Shorter scale guitars with the most bang for the buck

Fender Player Mustang Firemist Gold

You can go short without spending too much nor getting something too cheap.

The standard scale lengths for electric guitars are established by Fender and Gibson. The Fender length is 25.5 inches and Gibson is 24.75.

I'm going to talk about guitars which are shorter than a 24.75" scale length while still being adult-sized. Anything shorter than 24.0" is literally kid-sized stuff, such as any Ibanez miKro (22.2" scale) or Squier Mini (22.75" model), both of which are cheap in price.

You can go expensive with short scale, such as the Fender American Performer Mustang. While that is a fine guitar, there are other options lower in price that are still great.

These are three guitars which I feel you get the most for the money when you want something shorter than 24.75" without it being a kid-sized guitar, without it being a cheap build, and getting the most for the money.

PRS SE 245 (get one)

PRS SE 245

This is technically not a short scale but a shorter scale at 24.50" (hence 245 in the model name), which is still shorter than the Gibson 24.75".

I have openly admitted before that this is not my favorite PRS model (I think the Mira is much better but that's a 25" scale).

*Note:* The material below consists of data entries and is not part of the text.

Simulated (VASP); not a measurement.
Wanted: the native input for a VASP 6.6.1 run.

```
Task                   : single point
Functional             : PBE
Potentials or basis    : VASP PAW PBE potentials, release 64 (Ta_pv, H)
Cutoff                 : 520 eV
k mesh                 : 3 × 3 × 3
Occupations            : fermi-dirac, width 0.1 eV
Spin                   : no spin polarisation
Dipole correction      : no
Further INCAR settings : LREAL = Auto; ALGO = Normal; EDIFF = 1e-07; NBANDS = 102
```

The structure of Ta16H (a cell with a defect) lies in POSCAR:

I recognize that this very specific model is exactly what some players are looking for. It's got the twin humbuckers, it's shorter than a Gibson while still having a familiar Les Paul layout and certainly looks nice enough.

Also, there is a "belly cut" carve in the back, making it a very comfortable playing it seated or standing.

You do have to like the humbucker sound to like this guitar. If you like the Les Paul or SG, then you will like the PRS SE 245.

Gretsch G5220 Electromatic Jet BT (get one)

Gretsch G5220 Electromatic Jet BT

This is also technically not short scale but shorter at 24.60", which is the realm of Gretsch guitars. Typical to Gretsch goodness, the G5220 Electromatic Jet BT looks gorgeous. But it's more than just a pretty face. The mahogany body is chambered for lighter weight, and the pickups are Gretsch's "Black Top Broad'Tron".

The Gretsch to your ear should sound brighter compared to the PRS. If you're the type of player that leans more towards the clean side instead of overdriven and distorted tones, or you just appreciate a brighter sounding humbucker, you want the Gretsch.

Fender Player Mustang (get one)

Fender Player Mustang

This guitar is a legitimate short scale at 24.0".

You may be thinking, "Why not just get a Squier Classic Vibe Mustang instead and spend less?" You could do that, and would get a fine guitar, but then you have to deal with a traditional build Mustang.

I'll explain.

Both the Fender Player (Mexico) and Fender American Performer (USA) Mustang are hardtails with no tremolo system present, no phase slider switches and ridiculously easy operation. You get two bright-and-spanky single-coil pickups, a 3-way selector, alder body and a maple neck. Plug in and go. Nice and easy.

The Squier Classic Vibe on the other hand has all the old-school Mustang stuff on it. Namely, the Mustang vibrato system and the phase slider switches.

A very quick rundown of the phase slider switches: Above each pickup is a switch with 3 positions, which is ON OFF ON. There's a reason ON is there twice. If you put both switches to the rear ON position or both to front ON position, you get a two-pickup in-phase sound. If you put one switch to ON rear facing and the other to ON front facing, you get a two-pickup out-of-phase sound, which is best described as a "choked" tone. This means with traditional Mustang wiring, you get a total of 4 possible sounds. Rear pickup alone, front pickup alone, both pickups in-phase, both pickups out-of-phase.

You might be thinking, "That sounds great, so what's the problem?" The problem is that it's basically impossible to quick-switch pickup positions while playing the instrument. With the Fender Player or American Performer Mustang, quick-switching pickup position is easy, just flick the pickup selector toggle. With traditional phase sliders, you can't do that and must deal with those tiny switches.

The Squier CV Mustang isn't bad by any means, but the Player and American Performer are far easier to get along with.

Which is best for you?

Rock sounds that work best with overdrive: PRS SE 245.

Best looking of the bunch with brighter sounding humbuckers: Gretsch G5220 Electromatic Jet BT.

Brightest sounding with the shortest scale and easiest to get along with: Fender Player Mustang.

With any one of these, you're getting something good that's shorter than 24.75" while still being adult-sized and sounds great.